Where Gaming Meets Intelligence Design
We're teaching a different approach to game development. One where you understand how adaptive systems think, respond, and create experiences players won't forget. Our programs start in autumn 2025 for those ready to build differently.

How We Actually Teach This Stuff
No overnight promises. Just structured learning that respects how complex this field actually is.
Behavioral Systems
You'll learn how non-player characters can make meaningful decisions. We cover decision trees, state machines, and utility systems—the frameworks that make game worlds feel alive rather than scripted.
Adaptive Difficulty
Games need to challenge without frustrating. We teach pattern recognition systems that adjust to player skill levels. It's about reading engagement signals and responding appropriately—something most studios still struggle with.
Procedural Generation
Creating content that feels handcrafted but scales infinitely. Our students work with algorithms that generate levels, quests, and narratives. You'll understand the math behind games that never play the same way twice.
A Realistic Path Forward
Roderick Thorn joined us in February 2024 with basic programming knowledge. Here's what happened over the next fourteen months.
Foundation Work
Roderick spent his first semester rebuilding his understanding of how games actually process information. He worked through Unity fundamentals and basic algorithm design. Nothing glamorous—just necessary groundwork that most skip.
System Building
He started implementing actual behavioral systems. His first pathfinding algorithm took three weeks to work properly. By month eight, he'd built a working enemy AI that adapted to player movement patterns—crude but functional.
Independent Projects
Now he's building systems without constant guidance. His capstone involved a procedural dungeon generator with adaptive enemy placement. It works. He's interviewing at mid-sized studios in Seattle and getting callbacks. Not miraculous—just steady progress.
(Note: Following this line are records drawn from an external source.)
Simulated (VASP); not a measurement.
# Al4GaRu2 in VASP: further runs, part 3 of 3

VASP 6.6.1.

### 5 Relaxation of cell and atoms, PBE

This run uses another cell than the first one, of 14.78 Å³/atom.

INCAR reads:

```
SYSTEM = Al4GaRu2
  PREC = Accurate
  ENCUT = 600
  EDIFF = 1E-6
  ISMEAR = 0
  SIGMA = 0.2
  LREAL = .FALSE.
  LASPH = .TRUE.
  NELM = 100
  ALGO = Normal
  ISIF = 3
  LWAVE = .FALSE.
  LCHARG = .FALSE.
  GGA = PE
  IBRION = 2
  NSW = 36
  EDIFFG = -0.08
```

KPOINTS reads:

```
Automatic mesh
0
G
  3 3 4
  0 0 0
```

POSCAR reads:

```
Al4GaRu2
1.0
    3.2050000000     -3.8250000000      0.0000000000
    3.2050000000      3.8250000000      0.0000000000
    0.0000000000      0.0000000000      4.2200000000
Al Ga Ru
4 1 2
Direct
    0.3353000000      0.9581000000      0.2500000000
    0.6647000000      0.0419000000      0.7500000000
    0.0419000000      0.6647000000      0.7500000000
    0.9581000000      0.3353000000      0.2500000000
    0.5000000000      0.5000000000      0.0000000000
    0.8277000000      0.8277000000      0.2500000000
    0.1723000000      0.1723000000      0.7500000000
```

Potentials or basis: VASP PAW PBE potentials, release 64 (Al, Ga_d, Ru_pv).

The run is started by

What You'll Actually Be Doing
Our eighteen-month program runs from September 2025 through February 2027. Classes meet three evenings weekly, plus weekend lab time. You'll need about 20 hours per week—more during project phases.
Hands-On Development
You'll write real systems from week one. Mistakes happen—that's the point. Our instructors have shipped titles and know what breaks in production.
Small Cohorts
Maximum 18 students per session. You'll get actual feedback on your work, not generic comments. If you're struggling with a concept, we notice.
Portfolio Building
By graduation, you'll have three complete systems you built yourself. Studios want to see what you can actually do—these projects demonstrate that.